We recently outlined the 25 best stocks to own in September, historically, with Southwest Airlines (LUV) enjoying some of the best returns over the past decade. Today, however, we're taking a look at the stocks that tend to slide in September, with oil-and-gas concern Marathon Petroleum Corp (NYSE:MPC) logging the steepest average loss of all eligible S&P 500 Index (SPX) stocks.
Below are the 25 worst stocks to own in September, looking back 10 years, courtesy of Schaeffer's Senior Quantitative Analyst Rocky White. As you can see, MPC has averaged a monthly loss of 5.28%, and has ended September higher just a quarter of the time.

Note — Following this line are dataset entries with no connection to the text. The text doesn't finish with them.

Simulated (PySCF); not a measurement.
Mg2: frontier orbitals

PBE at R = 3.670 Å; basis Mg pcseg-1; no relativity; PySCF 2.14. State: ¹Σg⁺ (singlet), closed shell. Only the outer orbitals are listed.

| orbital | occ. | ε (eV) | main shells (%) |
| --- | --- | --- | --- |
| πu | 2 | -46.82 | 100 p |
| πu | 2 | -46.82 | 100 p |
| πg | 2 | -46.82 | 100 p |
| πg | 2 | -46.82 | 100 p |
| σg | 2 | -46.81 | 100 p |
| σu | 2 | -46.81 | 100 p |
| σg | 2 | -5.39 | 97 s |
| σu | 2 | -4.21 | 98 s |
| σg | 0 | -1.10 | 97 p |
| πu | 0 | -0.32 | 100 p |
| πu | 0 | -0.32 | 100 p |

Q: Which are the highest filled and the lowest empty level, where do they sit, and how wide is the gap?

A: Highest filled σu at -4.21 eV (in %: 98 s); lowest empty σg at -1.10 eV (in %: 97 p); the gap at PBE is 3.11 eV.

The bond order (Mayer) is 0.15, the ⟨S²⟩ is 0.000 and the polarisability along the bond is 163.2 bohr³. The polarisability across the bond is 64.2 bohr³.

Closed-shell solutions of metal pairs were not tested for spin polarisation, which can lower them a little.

Marathon Petroleum stock has spent 2019 in a channel of lower highs and lows, with rally attempts stalling around its 120-day moving average. The security touched an annual low of $43.96 earlier this month, and was last seen trading around $49.09. Another 5.28% drop from current levels would put MPC around $46.50 heading into October.
Despite dropping more than 40% over the past year, MPC remains beloved among analysts. In fact, the security has racked up 13 "buy" or better endorsements, compared to just one "hold" and not a single "sell." Meanwhile, the consensus 12-month price target of $77.88 represents a steep 58% premium to current levels. Should MPC extend its downward slump amid seasonal headwinds, a flood of downgrades and price-target reductions could exacerbate selling pressure on the shares.
Options buyers also remain enamored of Marathon Petroleum. The equity sports a 10-day call/put volume ratio of 4.43 on the International Securities Exchange (ISE), Cboe Options Exchange (CBOE), and NASDAQ OMX PHLX (PHLX), meaning traders have bought to open more than four MPC calls for every put in the past two weeks. This ratio is higher than 68% of all other readings from the past year, pointing to a slightly healthier-than-usual appetite for bullish option bets during the past two weeks. An exodus of option bulls could also weigh on the oil stock.